Photo of the former Korner Kupboard grocery store in Beall's Hill, now being converted into apartment's by the Historic Macon Foundation.
Photo of the former Korner Kupboard grocery store in Beall’s Hill, now being converted into apartment’s by the Historic Macon Foundation.
Debbie Blankenship

It’s time for your weekly trip to the grocery store. Instead of taking the car or catching a bus, you simply take a short walk down Second Street and are flooded with options: Two Piggly Wigglys, an A&P, Rodgers — all walking distance from your home. Each store is affordable and offers fresh food.

While this kind of shopping experience sounds like a dream for most Macon residents, this was life in 1930, according to Macon City Directories.

The directories as well as Groceteria, a website that documents the history of grocery stores all over the country, show Macon had over 100 grocery stores at that time. The majority of those stores were small neighborhood markets, tucked into communities where they were close enough for customers to reach on foot.

An advertisement for one of Macon’s historic grocery stores found in a city directory.

The decline in the number of local neighborhood markets in favor of larger supermarkets has been happening for decades and is a cause for food deserts and food insecurity in many cities, including Macon. Food deserts are usually low income areas with limited access to affordable and nutritious food.

David Gwynn is a professor at the University of North Carolina Greensboro and is the creator of Groceteria.com. Gwynn said the shift to supermarkets started gradually, with that model almost fully taking over the industry by the late 1950s, diminishing smaller stores.

“By that time, (supermarkets) started getting bigger and bigger, which is the main reason there became fewer and fewer of them,” Gwynn said. “That’s where you started seeing neighborhoods being more neglected and the food deserts developing.”

Pre-Supermarket Grocery Shopping

Before supermarkets became the norm, Gwynn said, grocery stores were usually small, neighborhood stores.

“They had to be small and located everywhere because people walked to the store,” Gwynn said. “They either walked or grabbed what they could take on the streetcar or whatever. So yeah, you had to have little stores in the neighborhood.”

Those traditional stores did come with some drawbacks. They offered less variety and often higher markups than modern supermarkets. A customer in a 2,000 square foot neighborhood market would not find dozens of brands or every ingredient on a shopping list. But what they did offer was proximity.
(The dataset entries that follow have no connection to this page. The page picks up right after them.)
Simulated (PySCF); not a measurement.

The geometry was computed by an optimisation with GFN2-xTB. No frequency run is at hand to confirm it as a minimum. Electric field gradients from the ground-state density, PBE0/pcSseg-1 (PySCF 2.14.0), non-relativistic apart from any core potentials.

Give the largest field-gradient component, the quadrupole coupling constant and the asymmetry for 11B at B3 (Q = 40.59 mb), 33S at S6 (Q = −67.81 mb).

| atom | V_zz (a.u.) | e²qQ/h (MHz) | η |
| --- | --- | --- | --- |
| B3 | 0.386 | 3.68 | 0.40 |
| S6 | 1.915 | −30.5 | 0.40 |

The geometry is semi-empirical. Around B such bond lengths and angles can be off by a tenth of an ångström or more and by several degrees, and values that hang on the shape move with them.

A former corner grocery store located on Montpelier Ave., now abandoned.

“The best thing again is, if you needed something, you could walk to the store,” Gwynn said. “If you needed something unusual, you might not find it there, but you could get (to the store).”

That tradeoff still shapes food access in Macon today.

Kaitlyn Hunter knows the challenge firsthand. Before buying a car last year, she often had to walk, catch the bus or rely on family to get groceries. Now married and raising a young daughter, she said grocery shopping has become even harder as prices have risen and her family’s needs have grown.

“Getting food right now is a little harder than if it was just myself,” Hunter said.

Before she had a car, Hunter said she sometimes walked to get groceries or had her aunt drive her when possible.

She usually makes three or four grocery trips a month and can spend around $200 on a trip.

Near her neighborhood, Hunter said there is a small store called Mike’s Supermarket on Houston Avenue. It is closer than a larger chain store and has reasonable prices, but like many smaller stores, it does not always carry everything she needs.

In her ideal version of grocery shopping, Hunter said food would be cheaper and smaller neighborhood stores would carry a wider selection.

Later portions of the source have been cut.